A public service which provides intellectual goods

The library is a threatened institution, but it is also a potential menace to the forces which are threatening it.
[World Social Forum] 


By engaging itself in the world-wide process of the social forum, the library community will give a signal of rebellion against the ruling powers. At first, this signal will probably not penetrate the white noise of our mainstream media. Yet many people will hear and understand it.

What is to be understood? Librarians must show greater loyality to the common causes of mankind than to the existing political and economic system. The library associations and the IFLA should join the various local, national and regional social fora and the World Social Forum. And the library should set its own imprint on the process of the social forum. The social forum, and the future world society, have to build on the information ethic of the public library - the intellectual freedom.

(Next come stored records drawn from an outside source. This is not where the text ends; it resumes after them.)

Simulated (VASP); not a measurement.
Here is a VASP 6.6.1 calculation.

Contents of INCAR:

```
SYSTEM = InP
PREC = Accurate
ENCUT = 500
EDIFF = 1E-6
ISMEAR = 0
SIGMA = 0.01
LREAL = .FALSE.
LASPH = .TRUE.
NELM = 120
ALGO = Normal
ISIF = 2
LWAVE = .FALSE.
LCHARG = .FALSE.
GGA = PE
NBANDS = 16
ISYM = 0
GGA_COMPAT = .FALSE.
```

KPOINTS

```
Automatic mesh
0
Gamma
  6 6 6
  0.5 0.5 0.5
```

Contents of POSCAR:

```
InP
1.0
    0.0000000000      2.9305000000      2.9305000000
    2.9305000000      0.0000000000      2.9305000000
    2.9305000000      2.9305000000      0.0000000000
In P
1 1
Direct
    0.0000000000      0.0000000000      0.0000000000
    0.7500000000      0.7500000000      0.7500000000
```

Rebellions start when people cannot continue as before, that is, by necessity. More and more people now decide that we cannot continue as before. The existing political and economic order has become obsolete, because of the nuclear and space weapons, the bio- and nanotechnologies, and the Internet, which is a new kind of library and public sphere. The consumerist way of life, and the further industrial expansion along the present lines are impossible, because they threaten us all with global catastrophe, caused by, for instance, the climate change.


The relation of the library to the internet, and the role of the library within this universal cooperative, digital network, are prime questions. Some traditional librarians have still not understood it, but the internet actually is a new kind of library because it stores, systematizes and presents all kinds of information and documents. The internet differs from the traditional public library in the way it is governed. It is is to a greater extent self-regulating (cybernetic) than the traditional public library:

    "We have no elected government, nor are we likely to have one, so I address you with no greater authority than that with which liberty itself always speaks. I declare the global social space we are building to be naturally independent of the tyrannies you seek to impose on us. You have no moral right to rule us nor do you possess any methods of enforcement we have true reason to fear",
wrote John Perry Barlow in A Declaration of the Independence of Cyberspace.

And yet the internet, too, needs to be governed. Somebody has to keep its catalog of assigned addresses and numbers. This is still being done by the Internet Corporation for Assigned Names and Numbers (ICANN), and it will remain an important, technical task within a system of world self-government. In the future this task of keeping the books of the internet, so to speak, should not be taken care of by the governments of one or more national states. Keeping the catalog of the internet, and the other limited functions of internet governance that may be needed, can only be trusted to a cosmopolitan and self-governing library institution.

It is time that the librarians and the international non-governmental organizations of the social forum start to build that cosmopolitan and self-governing library.


With the internet, the library is growing with yet one order of magnitude. But the library needs to become more self-conscious, better aware of its own potentiality and power. In these days the political leaders of the USA and the EU are negotiating a major deal about a trans-atlantic free-trade zone, a new economic pact in analogy with the existing military pact, the NATO.

Key questions in these transatlantic negotiations concern the "harmonization" of what is nowadays called "the intellectual property". The librarians, if anybody, should have a say in talks about the intellectual goods.

When dealing with "the intellectual property", the politicians and statesmen are acting as agents for the transnational business corporations. "Intellectual property" is the language of the corporatocracy. The meaning of this term, the corporatocracy, is explained by John Perkins in Hiatt, S.(ed.): A game As Old As Empire. The Secret World of Economic Hit Men and the Web of Global Corruption, Berrett-Koehler, San Francisco, 2007. Another feature of the present world, which is also being illustrated by the writers of that same book, are the "leaks" in the financial flows from the global North to the global South, and, in particular, from the global South back to the global North. The amount of this stolen money - through tax evasion, money laundering and debt servicing, primarily - is almost incredible. Imagine if it would be invested in public services which would provide intellectual goods, such as... you know which word I intended to write.

But I stop here. What is intellectual is the property of mankind, not of corporations. In the end, intellectual freedom and intellectual property are incompatible entities.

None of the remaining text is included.